[Mesa-dev] [PATCH 06/10] i965/vs: Add support for pull constant loads for uniform arrays.
Kenneth Graunke
kenneth at whitecape.org
Wed Aug 24 11:26:54 PDT 2011
On 08/23/2011 06:25 PM, Eric Anholt wrote:
> ---
> src/mesa/drivers/dri/i965/brw_defines.h | 1 +
> src/mesa/drivers/dri/i965/brw_vec4.h | 11 ++
> src/mesa/drivers/dri/i965/brw_vec4_emit.cpp | 51 +++++++++-
> src/mesa/drivers/dri/i965/brw_vec4_visitor.cpp | 133 +++++++++++++++++++++++-
> 4 files changed, 192 insertions(+), 4 deletions(-)
Some suggestions for tidying up the patch below. Otherwise looks good.
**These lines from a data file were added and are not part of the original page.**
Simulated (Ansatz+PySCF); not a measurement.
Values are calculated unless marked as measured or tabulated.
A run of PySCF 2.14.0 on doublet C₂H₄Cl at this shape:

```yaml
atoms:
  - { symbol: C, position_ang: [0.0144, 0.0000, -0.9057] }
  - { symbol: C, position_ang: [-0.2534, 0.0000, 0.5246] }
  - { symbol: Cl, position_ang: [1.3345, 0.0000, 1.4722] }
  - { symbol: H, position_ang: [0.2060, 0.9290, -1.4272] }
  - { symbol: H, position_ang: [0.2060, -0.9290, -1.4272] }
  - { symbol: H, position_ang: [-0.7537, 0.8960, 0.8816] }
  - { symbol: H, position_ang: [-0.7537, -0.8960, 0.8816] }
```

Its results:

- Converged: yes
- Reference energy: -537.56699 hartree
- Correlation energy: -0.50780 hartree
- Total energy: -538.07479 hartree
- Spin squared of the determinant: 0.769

> diff --git a/src/mesa/drivers/dri/i965/brw_defines.h b/src/mesa/drivers/dri/i965/brw_defines.h
> index d1799c0..5f34939 100644
> --- a/src/mesa/drivers/dri/i965/brw_defines.h
> +++ b/src/mesa/drivers/dri/i965/brw_defines.h
> @@ -643,6 +643,7 @@ enum opcode {
> VS_OPCODE_URB_WRITE,
> VS_OPCODE_SCRATCH_READ,
> VS_OPCODE_SCRATCH_WRITE,
> + VS_OPCODE_PULL_CONSTANT_LOAD,
> };
>
> #define BRW_PREDICATE_NONE 0
> diff --git a/src/mesa/drivers/dri/i965/brw_vec4.h b/src/mesa/drivers/dri/i965/brw_vec4.h
> index 1db910e..5a4ba0f 100644
> --- a/src/mesa/drivers/dri/i965/brw_vec4.h
> +++ b/src/mesa/drivers/dri/i965/brw_vec4.h
> @@ -364,6 +364,7 @@ public:
> */
> dst_reg output_reg[VERT_RESULT_MAX];
> int uniform_size[MAX_UNIFORMS];
> + int uniform_vector_size[MAX_UNIFORMS];
> int uniforms;
>
> struct hash_table *variable_ht;
> @@ -380,6 +381,7 @@ public:
> void reg_allocate_trivial();
> void reg_allocate();
> void move_grf_array_access_to_scratch();
> + void move_uniform_array_access_to_pull_constants();
> void calculate_live_intervals();
> bool dead_code_eliminate();
> bool virtual_grf_interferes(int a, int b);
> @@ -439,6 +441,8 @@ public:
>
> src_reg get_scratch_offset(vec4_instruction *inst,
> src_reg *reladdr, int reg_offset);
> + src_reg get_pull_constant_offset(vec4_instruction *inst,
> + src_reg *reladdr, int reg_offset);
> void emit_scratch_read(vec4_instruction *inst,
> dst_reg dst,
> src_reg orig_src,
> @@ -447,6 +451,10 @@ public:
> src_reg temp,
> dst_reg orig_dst,
> int base_offset);
> + void emit_pull_constant_load(vec4_instruction *inst,
> + dst_reg dst,
> + src_reg orig_src,
> + int base_offset);
>
> GLboolean try_emit_sat(ir_expression *ir);
>
> @@ -482,6 +490,9 @@ public:
> void generate_scratch_read(vec4_instruction *inst,
> struct brw_reg dst,
> struct brw_reg index);
> + void generate_pull_constant_load(vec4_instruction *inst,
> + struct brw_reg dst,
> + struct brw_reg index);
> };
>
> } /* namespace brw */
> diff --git a/src/mesa/drivers/dri/i965/brw_vec4_emit.cpp b/src/mesa/drivers/dri/i965/brw_vec4_emit.cpp
> index 794f499..d77b2c6 100644
> --- a/src/mesa/drivers/dri/i965/brw_vec4_emit.cpp
> +++ b/src/mesa/drivers/dri/i965/brw_vec4_emit.cpp
> @@ -114,7 +114,7 @@ vec4_visitor::setup_uniforms(int reg)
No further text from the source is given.